Bogus is one way to describe Microsoft's patent claims against Salesforce.com
Three words sum up Microsoft's patent infringement suit against Salesforce.com: Competition by litigation. Microsoft knows plenty about competition by litigation, having been its victim through major antitrust cases on two continents. It's simply shameful action from a company which executies rightly wagged accusing fingers at litigating competitors over the years. Microsoft's "do unto them like they did unto us" approach cheapens the company. The proof is in the patents, which are hugely broad scope.

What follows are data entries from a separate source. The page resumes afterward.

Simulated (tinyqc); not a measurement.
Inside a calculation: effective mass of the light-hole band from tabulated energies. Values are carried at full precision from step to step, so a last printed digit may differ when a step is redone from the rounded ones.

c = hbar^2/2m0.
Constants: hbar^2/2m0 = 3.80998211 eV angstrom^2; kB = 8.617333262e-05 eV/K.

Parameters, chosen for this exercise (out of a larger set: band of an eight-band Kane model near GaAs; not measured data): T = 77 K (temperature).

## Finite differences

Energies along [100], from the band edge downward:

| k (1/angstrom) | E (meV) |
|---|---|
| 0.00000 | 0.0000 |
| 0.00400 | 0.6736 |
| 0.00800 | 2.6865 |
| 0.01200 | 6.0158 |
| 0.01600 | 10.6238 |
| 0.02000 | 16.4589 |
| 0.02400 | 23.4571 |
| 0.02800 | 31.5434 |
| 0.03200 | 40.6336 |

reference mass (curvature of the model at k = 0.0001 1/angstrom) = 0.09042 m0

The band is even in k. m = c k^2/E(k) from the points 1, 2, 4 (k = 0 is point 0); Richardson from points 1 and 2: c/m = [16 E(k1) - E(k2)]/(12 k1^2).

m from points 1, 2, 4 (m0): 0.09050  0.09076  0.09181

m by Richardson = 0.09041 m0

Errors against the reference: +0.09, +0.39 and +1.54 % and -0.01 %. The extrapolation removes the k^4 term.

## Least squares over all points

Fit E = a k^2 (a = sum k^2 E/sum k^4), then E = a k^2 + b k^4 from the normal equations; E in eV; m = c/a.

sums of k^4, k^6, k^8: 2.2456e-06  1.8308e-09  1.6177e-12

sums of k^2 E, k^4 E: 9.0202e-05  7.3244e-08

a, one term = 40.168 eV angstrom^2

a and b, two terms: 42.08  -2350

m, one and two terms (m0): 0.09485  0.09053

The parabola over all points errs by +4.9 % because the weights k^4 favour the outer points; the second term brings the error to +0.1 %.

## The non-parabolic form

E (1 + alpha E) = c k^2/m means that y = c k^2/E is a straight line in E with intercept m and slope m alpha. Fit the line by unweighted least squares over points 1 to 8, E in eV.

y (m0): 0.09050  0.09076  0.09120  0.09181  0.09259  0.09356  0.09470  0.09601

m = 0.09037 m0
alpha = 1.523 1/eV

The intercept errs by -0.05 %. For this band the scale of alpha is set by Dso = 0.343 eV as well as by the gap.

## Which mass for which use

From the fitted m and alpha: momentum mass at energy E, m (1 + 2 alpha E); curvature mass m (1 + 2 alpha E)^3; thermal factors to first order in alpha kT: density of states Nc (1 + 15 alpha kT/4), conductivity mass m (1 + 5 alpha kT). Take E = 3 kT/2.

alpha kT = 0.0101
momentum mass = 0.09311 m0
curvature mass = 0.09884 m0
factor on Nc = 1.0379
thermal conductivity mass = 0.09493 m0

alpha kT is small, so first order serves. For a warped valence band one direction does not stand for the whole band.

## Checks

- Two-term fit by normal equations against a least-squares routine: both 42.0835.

Qualifying that I am no patent attorney, I have applied layman's eyes to the patents that Microsoft alleges Salesforce.com violates. The nine patents read to me as being very broad in scope and potentially applicable to many forms of end user to computer or Web browser interactions -- or none at all. If any of these patents are enforceable, the US patent system really does need some reform.
I purposely did not read Microsoft's description of the patents and Salesforce.com's alleged violations from the 9-page patent infringement lawsuit. Instead, I looked over the actual patents, reading them as they are and looking at them in context of Salesforce.com's business, as I understand it. I see huge PR value for Microsoft in filing this lawsuit, possibly inflicting damage against a successful competitor. The patent violations are sure to create FUD (fear, uncertainty and doubt) about Salesforce.com's future business and may even cause some customers to look elsewhere -- ah, like Microsoft. However, I see nothing among the nine patents, based on a careful non-lawyerly review, that remotely suggests Salesforce.com has grossly violated Microsoft intellectual property rights.
Now for the nine patents:
7,251,653: "Method and system for mapping between logical data and physical data," granted July 31, 2007, describes interaction between data in columns and their storage. The patent clearly was intended for spreadsheets.
5,742,768: "System and method for providing and displaying a web page having an embedded menu," granted April 29, 1998, describes the execution of menus in a Web browser by using an applet; Java is used as an example of applet delivering an "embedded menu" class. The patent was assigned to Silicon Graphics.
5,644,737: "Method and system for stacking toolbars in a computer display," granted July 1, 1997, describes the display of stacked toolbars on computer operating systems, like Windows. Right, but Saleforce.com serves data to a Web browser. If Salesforce.com violates the patent, I have to ask: What service using toolbars on the Web doesn't?
6,263,352: "Automated web site creation using template driven generation of active server page applications," granted July 17, 2001, describes a method for merchants to use hypertext links retrieved from "Active Server Pages." Say what? When did Salesforce.com become a merchant selling goods? What? Salesforce.com uses ASP.NET -- and not licensed with Windows Server? Gosh, and I thought the service was a Linux shop. :)
6,122,558: "Aggregation of system settings into objects," granted Sept. 19, 2000, describes a method for adjusting settings in a "desktop environment." From the background of the invention section: "The Microsoft Windows, version 3.1, operating system, sold by Microsoft Corporation of Redmond, Wash., provides a control panel that allows a user to adjust various system settings, such as the color settings for the graphical user interface." Someone explain how a patent applied to the Windows control panel applies to cloud service Salesforce.com.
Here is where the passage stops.